LITTLETON — Less than two years old, the Schilling Beer Co. has earned still more praise for its brews based on centuries-old European recipes with Ski Magazine recently naming SBC one of six craft brewers in the U.S. who are “perfecting the craft — literally.”
In the “après” section of its January 2015 issue, lifestyle editor Samantha Berman hails “The New New Ski-Town Breweries,” among them Pfriem Family Brewers, Bend, Ore.; Storm Peak Brewing, Steamboat, Colo.; Roaring Fork Beer, Carbondale, Colo.; Broken Compass Brewing, Breckinridge, Colo.; June Lake Brewing: June Lake, Calif.; and Schilling.
Berman briefly describes each brewery, with notes about its beer and “signature brews.”
As to the beer at Schilling, Berman said it combines science and “age-old brewing techniques” to produce small-batch beers while “reviving old Continental styles.” She describes Schilling’s Kamarade Baltic Porter as “malty and strong,” and gives special mention to the Erastus, a Belgian trippel.
Jeff Cozzens, Schilling Beer Co.’s chief executive officer, said he was thrilled with and honored by the recognition from Ski Magazine, but noted it’s not the first time folks have said some really nice things about the company he and his extended family opened on Sept. 26, 2013, in a former grist mill on the banks of the Ammonoosuc River.
In its brief history, Schilling has produced more than three dozen specialty beers, several of which went on to receive “100” ratings from Beer Advocate. New Hampshire Magazine honored Schilling as a “Best of 2014” and TripAdvisor gives the brewery a rating of 4.5 stars out of five.
Schilling Beer arguably represents the successful intersection of passion and science.

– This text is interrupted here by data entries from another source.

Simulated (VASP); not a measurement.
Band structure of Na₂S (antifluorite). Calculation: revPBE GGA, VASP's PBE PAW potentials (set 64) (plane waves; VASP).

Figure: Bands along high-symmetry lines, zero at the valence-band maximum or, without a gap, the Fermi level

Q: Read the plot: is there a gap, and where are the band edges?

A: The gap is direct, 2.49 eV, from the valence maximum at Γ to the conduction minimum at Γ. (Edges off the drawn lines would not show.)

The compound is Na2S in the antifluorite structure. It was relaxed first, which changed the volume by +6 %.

The company began with the friendship between Cozzens and John Lenzini, who is Schilling’s head brewer and president. The men were classmates at Traverse Senior High School in Michigan and then attended the University of Indiana together as undergrads, where Lenzini began home brewing.
While Cozzens went on to become an expert in militant Islam and other forms of extremism, Lenzini earned degrees in chemistry and German, which has let him read and translate old German beer recipes.
The men always had it in their minds to open a brewery, and after years of planning and extensive market research, they decided to open shop in Littleton.